No one with a sense of humanity about them can account for the
brutality and senseless mass killings the Turks inflicted on their
Armenian population.
"I wonder how many Armenian children washed their faces, bathed,
and played in its waters, and later, the tears of how many Armenian
mothers mixed with them." (Photo by Khatchig Mouradian) Kindness and
sensitivity will always remain in style, and Mouradian demonstrated he
has these qualities when he thought of my family. He wondered if it was
in that same church that my grandparents were baptized and later wed.
"How much love, faith, and dedication have these church walls
witnessed," the young editor pondered.
Evidence of using stones and pillars from the old churches were
visible in the repairs of the Kurds' homes. They have no connection
to the land like the Armenians do.
He continued, "The stream that runs through Kughi is just beautiful.
The closer it gets to the village, though, the more garbage bags and
trash you'd see in it. I wonder how many Armenian children washed
their faces, bathed, and played in its waters, and later, the tears
of how many Armenian mothers mixed with them."
Mouradian said one of the two destroyed churches had walls, but they
were so open to the elements that a garden had been planted inside it.
The Kurds also told him the Armenians always picked the most attractive
places to build their homes and villages.
It was comforting to know my Kughi, the place of my roots, the region
that gave me the father I adore, the man who was my finest teacher,
was a lovely place to live.
My treasures and gifts come in many ways. This was by far the most
special and unexpected. They say you never know what tomorrow will
bring and I, the analyzer and jaded, still have lessons to learn. Stay
open, receptive, and positive to the unknown future.
The photos of Kughi's houses, churches, and the stream for me are
priceless gems but the words of my editor are engraved in my heart.

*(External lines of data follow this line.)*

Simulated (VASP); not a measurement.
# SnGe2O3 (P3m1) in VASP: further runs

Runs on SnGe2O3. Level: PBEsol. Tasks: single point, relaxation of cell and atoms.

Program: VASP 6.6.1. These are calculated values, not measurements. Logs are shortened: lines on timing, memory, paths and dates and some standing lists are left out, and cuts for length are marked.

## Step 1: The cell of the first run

"Kughi's stream sings the song of all its Armenian children scattered
around the world. I could hear it. And Kughi is lucky, really lucky,
despite the sad shape it is in today. It is lucky because its children
have not forgotten its stream, its churches, and its houses. Because
its children, living across the Atlantic, still sign their emails
'Betty from Kughi.'"
It's not the end, my fellow Hyes-it is the beginning. Stay strong
and never give up the fight for justice.